Dassault Aviation holds a strategic stake of approximately 27% in Thales, a European leader in defense electronics, aerospace, and digital identity. This is far more than a passive financial investment. Thales is a critical technology partner and supplier for the Rafale program, providing essential systems such as the RBE2 AESA radar and the SPECTRA electronic warfare suite. This ownership stake ensures deep strategic alignment and provides Dassault with significant influence over a key part of its value chain.
Financially, the Thales stake is a material asset that contributes substantially to Dassault's earnings and overall corporate value. In the first half of 2025 alone, Thales's contribution to Dassault's adjusted net income was €234 million. The market capitalization of Thales is significant, estimated to be in the range of €50 billion to €63 billion. This asset's value appears to be underappreciated in Dassault's own valuation.
A Sum-of-the-Parts (SOTP) analysis reveals a potential valuation anomaly. Using a conservative market capitalization of €55 billion for Thales, Dassault's 27% stake is worth approximately €14.85 billion. When compared to Dassault Aviation's total market capitalization of roughly €21.1 billion, this implies that the market is valuing the entirety of Dassault's core operating business—including the Rafale and Falcon production lines, its vast MRO network, and its €9.5 billion cash position—at only €6.25 billion. This implied valuation is just over 1.0 times the core business's 2024 revenue of €6.2 billion, a multiple that appears deeply pessimistic for a company with a multi-year, high-margin, and government-backed backlog. This suggests the market may be applying an excessive holding company discount, creating the most compelling quantitative argument for the stock's potential undervaluation.
Dassault Aviation's recent financial performance reflects a business in a strong growth phase, driven by the execution of its defense contracts, though profitability has faced some near-term pressures. The company's balance sheet remains exceptionally robust, providing a solid foundation for future growth and shareholder returns.
Fiscal year 2024 was a standout year for Dassault. The company reported consolidated net sales of €6.2 billion, a significant increase of 29.9% year-over-year, and delivered a record adjusted net income of €1.1 billion, resulting in a very strong net margin of 17.0%. This performance was driven by an acceleration in Rafale deliveries and robust order intake.

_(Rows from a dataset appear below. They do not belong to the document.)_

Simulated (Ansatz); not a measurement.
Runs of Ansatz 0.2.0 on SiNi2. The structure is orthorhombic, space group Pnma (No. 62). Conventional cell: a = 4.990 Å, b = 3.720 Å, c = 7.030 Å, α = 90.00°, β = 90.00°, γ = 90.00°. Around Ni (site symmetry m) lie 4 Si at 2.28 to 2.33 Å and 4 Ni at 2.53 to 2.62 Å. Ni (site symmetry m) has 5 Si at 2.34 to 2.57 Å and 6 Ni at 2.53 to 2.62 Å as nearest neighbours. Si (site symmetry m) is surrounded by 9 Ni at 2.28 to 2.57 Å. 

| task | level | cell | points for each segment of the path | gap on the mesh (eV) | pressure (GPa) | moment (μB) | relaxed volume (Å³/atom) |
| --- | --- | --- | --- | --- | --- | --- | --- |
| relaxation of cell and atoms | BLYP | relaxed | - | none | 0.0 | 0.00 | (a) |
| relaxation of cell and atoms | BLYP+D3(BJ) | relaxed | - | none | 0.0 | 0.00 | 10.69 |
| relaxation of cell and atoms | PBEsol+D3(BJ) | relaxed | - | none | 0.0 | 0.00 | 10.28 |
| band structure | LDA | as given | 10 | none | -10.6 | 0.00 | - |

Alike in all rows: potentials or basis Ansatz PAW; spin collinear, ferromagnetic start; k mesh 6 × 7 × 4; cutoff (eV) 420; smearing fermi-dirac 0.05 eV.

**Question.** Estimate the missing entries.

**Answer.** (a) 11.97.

The first half of 2025 saw continued top-line momentum, with net sales rising 12% year-over-year to €2.8 billion. However, profitability moderated. Adjusted operating margin compressed to 6.3% from 6.7% in the prior-year period, and adjusted net income declined to €386 million from €442 million. This decline was primarily attributable to a one-off €67 million French tax surcharge, though the margin compression also points to potential cost pressures related to the production ramp-up and supply chain challenges.
A key indicator of the company's health and future revenue stream is its book-to-bill ratio, which measures the value of new orders relative to revenue recognized. This ratio was exceptionally strong at 1.74x for the full year 2024 and an even more remarkable 2.84x in the first half of 2025, confirming that demand is far outpacing the company's current production capacity.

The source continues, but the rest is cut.